P2300, the std::execution proposal targeting C++26, is the attempt to define that standard. It introduces senders and receivers as a unified vocabulary for async work across all execution contexts.
What a Sender Is
The core insight of P2300 is that async work should be represented as a value, not as a running computation.
A sender is a lazy description of an operation. It describes what to do and where to do it, but nothing starts until explicitly triggered. A receiver is the continuation, the code that runs when the operation completes. The sender and receiver are wired together by connect(), producing an operation state. Calling start() on the operation state begins execution.
#include <stdexec/execution.hpp>
using namespace stdexec;
// Build a description of work -- nothing runs yet
auto work = schedule(thread_pool.get_scheduler())
| then([]{ return expensive_computation(); })
| then([](int result){ return result * 2; });
// Run synchronously and block until complete
auto [value] = sync_wait(std::move(work)).value();The | operator chains sender algorithms the way ranges chain view adaptors. The entire expression is a compile-time type that describes the full computation graph. When sync_wait calls connect and then start, the compiler has seen the whole graph and can optimize across it.
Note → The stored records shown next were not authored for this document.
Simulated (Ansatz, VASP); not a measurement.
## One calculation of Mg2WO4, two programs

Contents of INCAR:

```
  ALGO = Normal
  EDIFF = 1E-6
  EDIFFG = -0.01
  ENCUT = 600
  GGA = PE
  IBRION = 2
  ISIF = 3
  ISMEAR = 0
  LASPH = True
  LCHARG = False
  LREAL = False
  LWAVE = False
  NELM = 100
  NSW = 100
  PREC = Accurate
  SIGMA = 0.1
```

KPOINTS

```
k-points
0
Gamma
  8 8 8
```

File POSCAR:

This differs from futures and coroutines in one critical respect: the work description is a first-class value that can be built incrementally, stored, passed around, and scheduled on a different executor without re-authoring the work itself.
Scheduler Injection
The most consequential feature of P2300 is how it handles scheduling. In a coroutine, the scheduler is determined at the co_await site. If you write co_await asio::post(executor), the executor is hardcoded at that call site. Generic async code that works across different execution contexts requires threading the executor through every function as a parameter, which is verbose and couples every function to the scheduling decision.
Senders solve this through the environment mechanism. When a receiver is connected to a sender, the sender can query the receiver’s environment for contextual information, including which scheduler to use:
// The sender queries the environment rather than accepting an executor parameter
auto current_scheduler = get_scheduler(get_env(receiver));In practice, this means you write a sender-based algorithm once, without hardcoding any scheduler. The caller injects the scheduler by choosing where to call start(). The same sender that runs on a CPU thread pool can, by substituting a different scheduler at the top level, run on a CUDA stream, a single-threaded event loop, or inline in the calling thread.
Nvidia’s stdexec, the reference implementation of P2300, demonstrates this directly. The nvexec sub-library provides CUDA-aware schedulers that implement the same sender/receiver protocol as the CPU schedulers. A computation expressed with bulk on a CPU thread pool scheduler can, with a scheduler substitution, launch a CUDA kernel:
// CPU path: runs on thread pool
auto cpu_work = bulk(just(data_view), N,
[](std::size_t i, auto& d){ process(d[i]); });
// GPU path: runs on CUDA stream, same algorithm
auto gpu_work = starts_on(cuda_stream_scheduler,
bulk(just(data_view), N,
[](std::size_t i, auto& d){ process(d[i]); })
);The algorithm author does not write any CUDA-specific code. The scheduler provides the execution policy. This is the property that coroutines cannot replicate: they are inherently CPU-resident state machines, and no library work changes that fundamental constraint.
Three Completion Channels
Futures and coroutines share a single implicit completion model: either the value arrives or an exception propagates. Senders have three explicit channels, and all three are first-class.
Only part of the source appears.